# TW Rom, or Aosp: Experiences



## spectredroid

Now that we are unlocked on our VZW Note 2s, I was wondering which roms everyone was running, and experiences so far. I know it is early, but there a few to choose from. Sound off on what you have, how you like it, etc.

I am on beans 2 for the moment running the perseus kernel. Pretty awesome, although I am looking forward to some aokp love.


----------



## xsLoWeDx

spectredroid said:


> Now that we are unlocked on our VZW Note 2s, I was wondering which roms everyone was running, and experiences so far. I know it is early, but there a few to choose from. Sound off on what you have, how you like it, etc.
> 
> I am on beans 2 for the moment running the perseus kernel. Pretty awesome, although I am looking forward to some aokp love.


hows the battery on that kernel... I am also runnin beans 2

Sent from my SCH-I605 using Tapatalk 2


----------



## spectredroid

xsLoWeDx said:


> hows the battery on that kernel... I am also runnin beans 2
> 
> Sent from my SCH-I605 using Tapatalk 2


It had been outstanding. Really excellent.

From an unlocked Note 2. Hmm...... Can you hear me Verizon, out on Uranus?


----------



## snapz54

unlocked on beans 2, amazing how quickly this has all developed.

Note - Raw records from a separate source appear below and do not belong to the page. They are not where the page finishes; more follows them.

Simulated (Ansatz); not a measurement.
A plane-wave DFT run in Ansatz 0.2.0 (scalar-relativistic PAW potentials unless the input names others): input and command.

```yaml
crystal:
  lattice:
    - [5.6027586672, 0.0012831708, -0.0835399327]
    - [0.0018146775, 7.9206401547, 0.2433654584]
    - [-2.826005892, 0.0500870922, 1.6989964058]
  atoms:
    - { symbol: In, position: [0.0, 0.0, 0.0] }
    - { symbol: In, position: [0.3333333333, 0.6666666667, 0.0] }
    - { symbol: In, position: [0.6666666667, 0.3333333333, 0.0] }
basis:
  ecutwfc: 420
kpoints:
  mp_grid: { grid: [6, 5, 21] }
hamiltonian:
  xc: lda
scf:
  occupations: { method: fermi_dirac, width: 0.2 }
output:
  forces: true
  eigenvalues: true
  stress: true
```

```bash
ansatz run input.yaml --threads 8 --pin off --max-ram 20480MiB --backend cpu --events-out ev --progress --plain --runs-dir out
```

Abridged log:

so far I haven't seen an issue, battery continues to not be a concern. Transitions are lightning fast.

Amazing.

Looking forward to official cm10 now that we are unlocked!


----------



## spectredroid

snapz54 said:


> unlocked on beans 2, amazing how quickly this has all developed.
> 
> so far I haven't seen an issue, battery continues to not be a concern. Transitions are lightning fast.
> 
> Amazing.
> 
> Looking forward to official cm10 now that we are unlocked!


Yeah. It's really awesome. This is the first phone where I thought stock wasn't bad out of the box. Not that I care cause as soon as I could this bad boy was rooted and unlocked but still for the brief moments I messed with stock it seemed okay.









From an unlocked Note 2. Hmm...... Can you hear me Verizon, out on Uranus?


----------



## aczm1988

For me it's gonna be beans build 3. I'm not willing to lose spen features on an aosp rom.

Sent from my SCH-I605 using Tapatalk 2


----------



## Thrillhouse847

aczm1988 said:


> For me it's gonna be beans build 3. I'm not willing to lose spen features on an aosp rom.


It's funny, when I first heard about/used the s-pen, I thought it was kind of gimmicky and I couldn't wait to install AOSP. However, after living with the phone for a little while I just can't give it up either (or the multi-window function).

I'm definitely sticking with beans rom as well. It runs great, looks great and you can keep all the nifty features of the phone.

Sent from my SCH-I605


----------



## Geezer Squid

Thrillhouse847 said:


> It's funny, when I first heard about/used the s-pen, I thought it was kind of gimmicky and I couldn't wait to install AOSP. However, after living with the phone for a little while I just can't give it up either (or the multi-window function).
> 
> I'm definitely sticking with beans rom as well. It runs great, looks great and you can keep all the nifty features of the phone.
> 
> Sent from my SCH-I605


DITTO!! This is exactly where I find myself. I wil be sticking with Bean's Build 3 until 4 comes along. Also running Perseus and Profile 5 - life is good!!


----------